With an EU transition deal finally agreed and pretty much all politicians (with the vocal exception of comrade Corbyn) united in their condemnation of Russia, you could be forgiven for thinking that today Britain is more unified than at any time since Brexit. Darkest Hour has just rolled off our screens, Theresa
May is standing up against ‘corrupt elites’ in ‘our country’, and Churchill-wannabe-in-chief Boris Johnson is giving interviews in front of Spitfires. You can almost smell the warm English crumpets wafting out over the white cliffs of Dover!
If overall this kingdom is starting to look a little more united, its main political parties seem to have missed the memo. The Conservative response to the transition agreement seems to be, if anything more, enthusiasm for the long-term project of tearing themselves apart over Brexit. The biggest bone of contention?
The government’s transitional deal on fishing, which Leave has described as an “abject, disgusting betrayal”, and Douglas Ross MP said “it would be easier to get someone to drink a pint of sick than try to sell this as a success.” Colourful imagery all round. And leading the charge, of course, was the Honourable Member for the 18th Century, Jacob Rees-Mogg, saying the government had “rolled over” when it “hasn’t had its tummy tickled”.
While ‘Moggmentum’ is raising a stink in the Conservative Party, its all-red progenitor Momentum is causing trouble in Labour. With Labour’s ruling council, the National Executive Committee, now dominated by Momentum, to some moderates it’s starting to look like their worst Stalinist nightmares could come true. After all, it has deselected their first moderate: Sir Robin Wales, who has been the Labour mayor of Newham for the last 23 years.
It’s not just overt Corbyn-sceptics Momentum have been causing a stir with: for a while the race for party general secretary set Momentum founder Jon Lansman head to head against Jennie Formby, an organiser for Unite.
So, looking across the country, it’s less a nation unite than politics fractured. But what about the self-employed: how does this rocky political landscape affect them?
The self-employed star
While Labour’s activists have been embroiled in infighting this month, one of the party’s MPs has been reshaping the law from the backbenches to help the self-employed. The former actress and Corrie star Tracy Brabin, now Labour MP for Batley and Spen, has led a campaign to help self-employed parents.
Winning support from everyone from Maria Miller to Coldplay’s Chris Martin, she brought her campaign to a head with a bill to extend shared parental leave to the self-employed. If it’s passed, it will not only allow self-employed dads to take time off to see their children; it will also help self-employed mums maintain their businesses.

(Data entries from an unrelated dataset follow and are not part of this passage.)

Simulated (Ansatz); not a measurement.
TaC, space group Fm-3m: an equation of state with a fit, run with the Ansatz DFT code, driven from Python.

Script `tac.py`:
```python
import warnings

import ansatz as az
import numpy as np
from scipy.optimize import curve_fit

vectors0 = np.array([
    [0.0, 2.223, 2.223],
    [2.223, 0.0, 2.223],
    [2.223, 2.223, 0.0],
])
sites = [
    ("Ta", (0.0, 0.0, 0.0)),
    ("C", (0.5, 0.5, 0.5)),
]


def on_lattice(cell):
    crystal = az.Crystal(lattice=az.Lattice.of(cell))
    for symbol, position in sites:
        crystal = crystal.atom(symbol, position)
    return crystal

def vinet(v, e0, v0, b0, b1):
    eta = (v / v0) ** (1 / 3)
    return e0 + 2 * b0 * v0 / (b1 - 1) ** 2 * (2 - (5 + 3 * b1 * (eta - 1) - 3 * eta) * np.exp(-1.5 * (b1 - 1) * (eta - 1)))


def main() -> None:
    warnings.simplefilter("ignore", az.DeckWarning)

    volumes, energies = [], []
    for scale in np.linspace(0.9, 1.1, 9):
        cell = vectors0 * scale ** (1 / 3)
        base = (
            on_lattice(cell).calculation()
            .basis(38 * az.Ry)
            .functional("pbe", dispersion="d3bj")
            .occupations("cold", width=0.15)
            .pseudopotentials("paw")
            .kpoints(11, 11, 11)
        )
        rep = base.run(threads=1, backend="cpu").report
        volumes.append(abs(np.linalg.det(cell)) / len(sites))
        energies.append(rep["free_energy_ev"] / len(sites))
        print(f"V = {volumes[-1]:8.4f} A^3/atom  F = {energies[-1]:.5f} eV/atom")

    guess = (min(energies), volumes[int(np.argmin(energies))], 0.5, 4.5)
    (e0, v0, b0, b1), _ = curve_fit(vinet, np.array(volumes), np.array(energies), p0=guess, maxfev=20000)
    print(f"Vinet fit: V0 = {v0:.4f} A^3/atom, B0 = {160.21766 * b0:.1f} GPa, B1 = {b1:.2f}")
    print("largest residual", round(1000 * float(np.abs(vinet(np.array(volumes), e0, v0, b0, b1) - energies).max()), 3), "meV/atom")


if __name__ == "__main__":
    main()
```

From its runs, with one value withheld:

There was another boom for self-employed parents this month – this time from HMRC (and yes, you read that right). The taxmen have decided to take a softer approach to working self-employed parents. It announced that all working parents – including the self-employed – can now receive a tax-free childcare allowance of £2,000.
It's Taylor time (finally)
The sector as a whole could be on course for several significant wins. That’s because, seven months after its initial publication, the government has finally responded to the Taylor Review.
There seems a lot to be optimistic about as it has recognised the need to address major, long-standing issues like the uncertainty about employment status and the need for more support for the self-employed.
The only recommendation the government didn’t take forward was the one that could have been a significant threat to the self-employed sector: taking steps to equalise employee and self-employed taxes. Accepting 52 out of 53 recommendations: that’s not bad. Of course, that didn’t stop Taylor himself rating the response just four out of 10…
The main outcome of the Review will be four major government consultations, on: employment status, increasing transparency in the labour market, agency workers and enforcement of employment rights. Although you might raise questions about a review leading to essentially more reviews… the government does seem to be moving in the right direction on this. For Taylor, if the consultations are “productive”, his score “may move up to seven or eight”.